Earlopain/FoxTrove

Improve readme

Closed this issue · 7 comments

Hey there,

I'm really curious what this project is, but the readme has no information, and browsing through the code gives me only half an idea.

So, what is this project, if I may ask?
My immediate guess is maybe a reverse image lookup system? Possibly?

Hey there, thanks for stalking me :D
It's something like saucenow, but with thight integration for e6. It basically allows you to input a bunch of artist urls, then it goes on to download them, and looks the images up on e6 wether they are already uploaded or not. Heres a view of searching for bvas for kenket
image. You can also search for not already uploaded images.
One thing that has always bugged me about saucenao it that they don't support a bunch of sites I would like them to.

This can currently scrape:

  • Twitter
  • Inkbunny
  • Deviantart
  • Artstation
  • Reddit
  • Furaffinity
  • Weasyl
  • Newgrounds

Usability is still pretty bad, it's mostly just buttons that I know what they do. It's also missing account features, should I ever plan to set this up somewhere publicaly accessible.

The biggest problem right now is speed, since e6 only allows 1 iqdb request every 2 seconds which means you need to potentially wait hours until just a single artist has finished processing. I'm trying to solve that by updating the iqdb version e6 uses, since they now use a simple sqlite database which can potentially be dumped.

This has no affiliation with e6, it's just something I do because I wanted it. I will write up a proper readme and add a license sometime soon.
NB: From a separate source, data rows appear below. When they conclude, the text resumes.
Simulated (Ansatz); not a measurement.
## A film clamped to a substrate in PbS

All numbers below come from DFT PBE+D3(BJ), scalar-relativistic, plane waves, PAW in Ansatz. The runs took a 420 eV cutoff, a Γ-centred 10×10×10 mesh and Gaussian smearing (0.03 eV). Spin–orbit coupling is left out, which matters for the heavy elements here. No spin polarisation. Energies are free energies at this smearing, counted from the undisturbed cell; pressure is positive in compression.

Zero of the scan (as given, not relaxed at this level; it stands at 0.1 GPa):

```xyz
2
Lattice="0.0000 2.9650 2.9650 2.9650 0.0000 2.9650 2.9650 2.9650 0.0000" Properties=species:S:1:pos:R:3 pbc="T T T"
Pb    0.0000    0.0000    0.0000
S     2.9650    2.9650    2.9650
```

Ooooh, I see! That is quite an interesting tool!

Yeah, doesn't seem like usability needs to be great, it doesn't need to be mass market or anything I imagine. But yeah, that iqdb speed is not handy..

I wonder if a quick pass could be done by checking whether images with matching source URLs exist?
I've actually been thinking lately, that it would be neat to use one of the multi-furrysite reverse image lookup things to check whether source URLs on e621 are fully up to date, there's a few things which exist on e621 and FA or wherever, but only link the artist profile on e621, rather than the submission link.

Apologies for poking my snout in, I'm just curious about all the furry sites and tools around here on github :3

No need to apologise, I was just joking.

Looking at source urls might be possible, but there are also quite a few instances where people just add alternate sources without realizing that it was actually a superior image. Artists also sometimes update the submission on sites like FA where that's possible, to correct mistakes or just upload higher res files because they forgot to do so initially.
Using saucenao or others to add missing links sounds like a good idea, the results are acurate most of the time, though it has problems with sketches (since they are all mostly white) and a few other cases where the match isn't correct, so you probably won't be able to fully automate it.

Ahh, yeah, but maybe using sources could be a first-pass at the matching process, rather than querying e621's iqdb for each image? Would still need to check filesizes for quality, but could speed up that 1 request every 2 seconds step.

And yeah, I'm familiar with the issues with sketches and stuff. I've done a bunch of work with the python imagehash library, and sometimes the errors are quite bad, especially with sketches. I doubt it could be fully automated, but could probably build something that runs through and says "These images look the same, but don't have source links, are they the same?" and gives a user a yes/no for each, adding those source tags as they go.
But that's a separate project idea really! I might poke around at that

Ahh, yeah, but maybe using sources could be a first-pass at the matching process, rather than querying e621's iqdb for each image? Would still need to check filesizes for quality, but could speed up that 1 request every 2 seconds step.

I'm just going to leave it as is for now, and wait for e621ng/e621ng#368 to get merged (hopefully). There are a few things I had to change in iqdb which I talked about with Kira. At first glance it looks like the numbers are just straight up better, but you never know until you've got a decent enough sample size. It works good enough for me right now, I didn't even think someone would notice it until I myself made a forum post or something.

That's fair enough! I didn't even know you could query e621 iqdb in that way to be honest!

I threw a few things into the readme. I can of course still add more if you have any questions remaining, but it's at least better than before. Writing isn't my strong suite, please tell if I forgot anything.